Eclectic Autodidact: The art of faking it


I have a confession to make: During middle school, I committed a continuing act of academic dishonesty.

I am not speaking of the classes I slacked my way through where I was unable or unwilling to devote my full effort or the others I have failed. But there is no class I have completely lied my way through other than middle school band.

I had played the flute for a few years by that point but through the Suzuki method, which emphasized learning by ear rather than reading from sheet music. Being completely unable to read music, I was in an awkward position. I was perfectly capable of playing the notes that made up our songs. Unfortunately, the dots and squiggles on the bars were a foreign language so I couldn't tell in which order the notes were supposed to go. That actually turns out to be a better metaphor than I originally intended because I could piece together the odd line or two. I knew the G clef circled the G in one of its unnecessary curls and loops that make sheet music look like it was written by bored Irish monks. From this I was able to piece together small sections of music, but never entire songs. Thus band practice, and yes, even concerts, consisted of me pretending to play for long periods then joining in for a meter before resuming my chicanery. Fortunately for me, in the vast cacophony that is middle school band no one noticed.

I gave up the flute shortly after middle school. Fifteen years or so passed without any musical ability and then earlier this year I started teaching myself the guitar. Over the summer I practiced every day. Not every day in the literal sense but in the figurative one. In the course of learning to play I figured out the basics of reading music. Guitar was easier because the lines on the clef echo the strings of the guitar.
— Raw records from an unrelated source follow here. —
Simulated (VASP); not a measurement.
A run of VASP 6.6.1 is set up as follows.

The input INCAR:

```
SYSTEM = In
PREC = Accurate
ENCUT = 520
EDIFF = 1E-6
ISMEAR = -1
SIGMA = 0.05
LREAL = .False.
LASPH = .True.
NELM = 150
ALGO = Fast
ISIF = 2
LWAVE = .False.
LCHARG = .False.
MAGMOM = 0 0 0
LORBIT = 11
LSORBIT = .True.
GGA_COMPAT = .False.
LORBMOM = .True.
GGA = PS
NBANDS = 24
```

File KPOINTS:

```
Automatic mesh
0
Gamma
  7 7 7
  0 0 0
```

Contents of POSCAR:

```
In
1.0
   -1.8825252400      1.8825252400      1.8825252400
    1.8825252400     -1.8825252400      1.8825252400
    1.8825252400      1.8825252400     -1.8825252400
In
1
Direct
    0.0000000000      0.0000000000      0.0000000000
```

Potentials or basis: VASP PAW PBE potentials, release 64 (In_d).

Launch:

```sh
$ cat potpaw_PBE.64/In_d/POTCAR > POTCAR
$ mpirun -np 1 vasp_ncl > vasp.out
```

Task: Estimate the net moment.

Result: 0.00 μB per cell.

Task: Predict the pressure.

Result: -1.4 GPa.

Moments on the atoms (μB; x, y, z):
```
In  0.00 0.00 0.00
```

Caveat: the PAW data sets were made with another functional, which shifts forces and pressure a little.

But as I was learning the guitar (not to imply that I have learned it in the past tense) and getting a grip on reading music, I began to suspect that I could probably pick up the flute again. The muscle memory was still there. But with my growing ability to read music, I could do it honestly this time and redeem myself. As soon as I found a flute I knew I could reclaim my honor.

Finding a flute, however, turned out to be trickier than first anticipated, unlike finding recorders, which seem to grow in handfuls in the shade of pianos. My old flute was gone. It wasn't at my mother's house and after a long search we determined it was given to my sister and from then to one of her friends and then to oblivion. That or my aunt has it. My old band teacher, toward whom I am feeling increasingly apologetic for my deception all those years ago, turned up one left behind by some graduating senior who no longer cared. However that turned out to be only two-thirds of a flute, and so one-third less useful than I needed.

On Halloween, Flo and I found a used flute in a music store that wasn't too expensive. As an added benefit, most of the keys appeared to work. I decided to go for it and give the woodwinds another shot. Of course I got sick the same night and was unable to attempt to play for a week or so. But when I did, I found that I was mostly right. As I had suspected, the muscle memory was still there. My fingers found the keys as though it had just been a summer break over which I had failed to practice, rather than a decade and a half. However, the organ memory has decayed somewhat. My lungs don't remember their part as well as the fingers. So the actual breathing part of the instrument, also known as the entire instrument, is taking some work to bring back.

My goal is to be skilled enough to practice in my own apartment. Unlike an unplugged electric guitar, the flute is not able to be quite so subtle. I suppose I could just practice the breath and fingering separately, but then how is that different from what I was doing in middle school band?